Other dogs came and went so fast, they’re now completely forgotten, lost among the dust bunnies of consumer-tech history. For those of us in the tech-review business, however, these flopperoos live on as painful memories—and cautionary tales.

Olympus M:Robe (2004). “It’s a camera. It’s a music player,” said the narrator of Olympus’s $5 million SuperBowl commercial. Unfortunately, it was buggy and horrible at both tasks. Olympus took the M:Robe off the market the following year.

(Even the name didn’t work. M:Robe was meant to be short for “Music Wardrobe.” Okay, what?)

Akimbo (2005). It was the Hulu concept, years before Hulu: a set-top box that was supposed to deliver any TV show, any time, from over the Internet.

The first problem was pricing: you had to pay not only for the box, but also a monthly subscription fee as well as a per-show price.

The second was selection: American TV companies, terrified by what the Internet had done to the music industry, refused to participate. As a result, the Akimbo’s TV-show catalog included such gems as AdvenTV, “the first on-demand Turkish station in the U.S.,” Veg TV (“vegetarian cooking instruction”) and Skyworks, “helicopter flights over the most spectacular landscapes of Britain.” (The entire list of sports categories was this: Billiards, Extreme Sports, Golf, Martial Arts, Documentaries and Yachting.)

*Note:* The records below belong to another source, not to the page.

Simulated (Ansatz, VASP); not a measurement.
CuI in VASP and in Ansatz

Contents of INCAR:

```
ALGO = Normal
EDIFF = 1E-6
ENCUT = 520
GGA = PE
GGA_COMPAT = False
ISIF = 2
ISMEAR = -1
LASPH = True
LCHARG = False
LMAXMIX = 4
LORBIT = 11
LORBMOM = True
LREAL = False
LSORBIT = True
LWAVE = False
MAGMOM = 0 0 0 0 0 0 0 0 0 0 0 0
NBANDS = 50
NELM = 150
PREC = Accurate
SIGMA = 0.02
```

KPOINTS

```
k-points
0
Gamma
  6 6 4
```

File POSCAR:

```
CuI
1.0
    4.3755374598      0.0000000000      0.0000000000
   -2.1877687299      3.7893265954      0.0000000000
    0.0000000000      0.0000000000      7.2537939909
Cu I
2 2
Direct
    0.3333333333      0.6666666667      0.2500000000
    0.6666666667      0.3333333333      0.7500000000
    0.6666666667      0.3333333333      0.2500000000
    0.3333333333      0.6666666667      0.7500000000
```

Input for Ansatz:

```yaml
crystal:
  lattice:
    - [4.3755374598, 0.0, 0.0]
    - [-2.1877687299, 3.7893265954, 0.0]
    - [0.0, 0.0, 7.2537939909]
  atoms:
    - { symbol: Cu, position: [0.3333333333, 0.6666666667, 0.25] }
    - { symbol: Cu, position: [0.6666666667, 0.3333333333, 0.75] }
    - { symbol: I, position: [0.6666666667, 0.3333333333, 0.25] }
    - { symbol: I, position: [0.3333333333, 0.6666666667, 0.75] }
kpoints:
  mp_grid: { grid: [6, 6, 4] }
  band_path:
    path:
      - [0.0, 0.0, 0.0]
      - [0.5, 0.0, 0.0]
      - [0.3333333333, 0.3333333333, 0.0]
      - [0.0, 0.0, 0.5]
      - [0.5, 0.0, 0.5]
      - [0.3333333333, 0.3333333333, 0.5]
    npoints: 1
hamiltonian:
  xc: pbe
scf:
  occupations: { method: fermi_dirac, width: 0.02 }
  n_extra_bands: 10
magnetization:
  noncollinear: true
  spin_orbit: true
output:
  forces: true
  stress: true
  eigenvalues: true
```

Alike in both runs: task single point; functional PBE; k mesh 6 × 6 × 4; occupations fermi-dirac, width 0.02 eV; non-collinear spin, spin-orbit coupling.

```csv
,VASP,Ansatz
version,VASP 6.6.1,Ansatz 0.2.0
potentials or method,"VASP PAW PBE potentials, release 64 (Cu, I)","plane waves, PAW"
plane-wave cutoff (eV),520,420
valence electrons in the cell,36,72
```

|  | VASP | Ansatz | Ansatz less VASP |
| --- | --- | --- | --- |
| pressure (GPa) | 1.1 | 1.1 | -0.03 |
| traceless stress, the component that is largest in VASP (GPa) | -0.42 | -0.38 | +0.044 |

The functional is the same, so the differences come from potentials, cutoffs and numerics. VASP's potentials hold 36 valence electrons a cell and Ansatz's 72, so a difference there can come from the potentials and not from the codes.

Vulkano box (2010). The dream of a do-everything set-top TV box lives on with the Vulkano box, which was intended to do both what a TiVo does (record TV onto a hard drive for playback later) and what a Slingbox does (let you watch your recordings while away from home, over the Internet).

Unfortunately, the original box could not auto-record a favorite show each week; required laymen to reprogram their network routers with port forwarding; locked up if you tried to scroll the TV guide grid; could rewind or fast-forward at only one speed; and required you to specify in advance, at the time of programming a recording, what device you intended to play it on later (iPod Touch/iPhone, iPad, Droid, Mac, PC, TV and so on).

The company acknowledged that it had some work to do. But in the meantime, the poor slobs who paid $380 to buy the Vulkano box had no way of knowing that they were volunteering to be unpaid beta testers.